The security support period for different releases can be located on the web 
site. Some releases are designated "extended support", while others have 
shorter time frames.


> According to the documentation, I can track CURRENT, STABLE plus
> other. Which one is the recommended one for a production server. I have
> not build that many
> packages that need the sources present so now would be a good time to
> find out which one
> I should use.
> 

I don't use the binary freebsd-update myself, but still use the old csup the 
source in /usr/src and the make buildworld/buildkernel/install dance. So I 
tend to think in terms of CVS tags. The tag RELENG_7_2_0_RELEASE would fetch 
the original release bits that never change. The tag RELENG_7_2 would fetch 
the /usr/src that has the security patches applied.

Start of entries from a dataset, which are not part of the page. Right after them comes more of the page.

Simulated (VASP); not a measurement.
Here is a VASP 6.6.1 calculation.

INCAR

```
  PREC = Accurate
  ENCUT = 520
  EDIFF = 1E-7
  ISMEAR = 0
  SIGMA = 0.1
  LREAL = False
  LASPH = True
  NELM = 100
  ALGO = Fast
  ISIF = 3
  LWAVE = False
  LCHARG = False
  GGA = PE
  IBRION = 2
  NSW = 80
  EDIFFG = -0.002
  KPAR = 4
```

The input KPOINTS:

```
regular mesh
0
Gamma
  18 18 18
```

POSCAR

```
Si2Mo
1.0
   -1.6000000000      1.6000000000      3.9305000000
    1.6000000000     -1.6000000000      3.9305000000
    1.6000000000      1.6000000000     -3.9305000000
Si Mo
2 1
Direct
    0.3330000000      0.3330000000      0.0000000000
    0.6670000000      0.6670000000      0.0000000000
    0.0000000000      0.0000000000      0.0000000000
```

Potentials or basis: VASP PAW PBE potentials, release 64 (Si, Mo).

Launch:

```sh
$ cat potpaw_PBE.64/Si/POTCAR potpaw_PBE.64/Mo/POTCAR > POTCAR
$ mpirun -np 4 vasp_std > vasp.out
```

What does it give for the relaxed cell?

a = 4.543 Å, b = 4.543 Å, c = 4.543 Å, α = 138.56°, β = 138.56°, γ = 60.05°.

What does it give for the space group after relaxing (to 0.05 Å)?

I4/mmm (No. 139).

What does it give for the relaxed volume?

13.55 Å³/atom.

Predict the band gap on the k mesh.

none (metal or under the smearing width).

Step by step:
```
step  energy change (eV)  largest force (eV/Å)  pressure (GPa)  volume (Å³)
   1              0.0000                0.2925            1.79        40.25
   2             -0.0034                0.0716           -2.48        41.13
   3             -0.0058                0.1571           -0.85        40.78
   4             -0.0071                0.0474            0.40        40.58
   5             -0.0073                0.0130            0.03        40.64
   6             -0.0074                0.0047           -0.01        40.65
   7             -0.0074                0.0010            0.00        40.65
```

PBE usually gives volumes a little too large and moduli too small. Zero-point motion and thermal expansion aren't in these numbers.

The -p4 you observed means that freebsd-update used binaries built with 
security patches applied. If there exists any question as to whether your 
/usr/src is in sync you can simply csup your source with the RELENG_7_2 tag 
in the supfile.

There is also another way to patch, and that is to apply patches manually. 
Let's say, for example, the built in bind had a file or two that got 
patched. You could rebuild just this one thing and after installing the bits 
simply restart the daemon. Sometimes this is preferred when one needs to 
prevent a security hole but doesn't want to reboot a server. A downside is 
when you do this it does not register the "-p4" like you noticed.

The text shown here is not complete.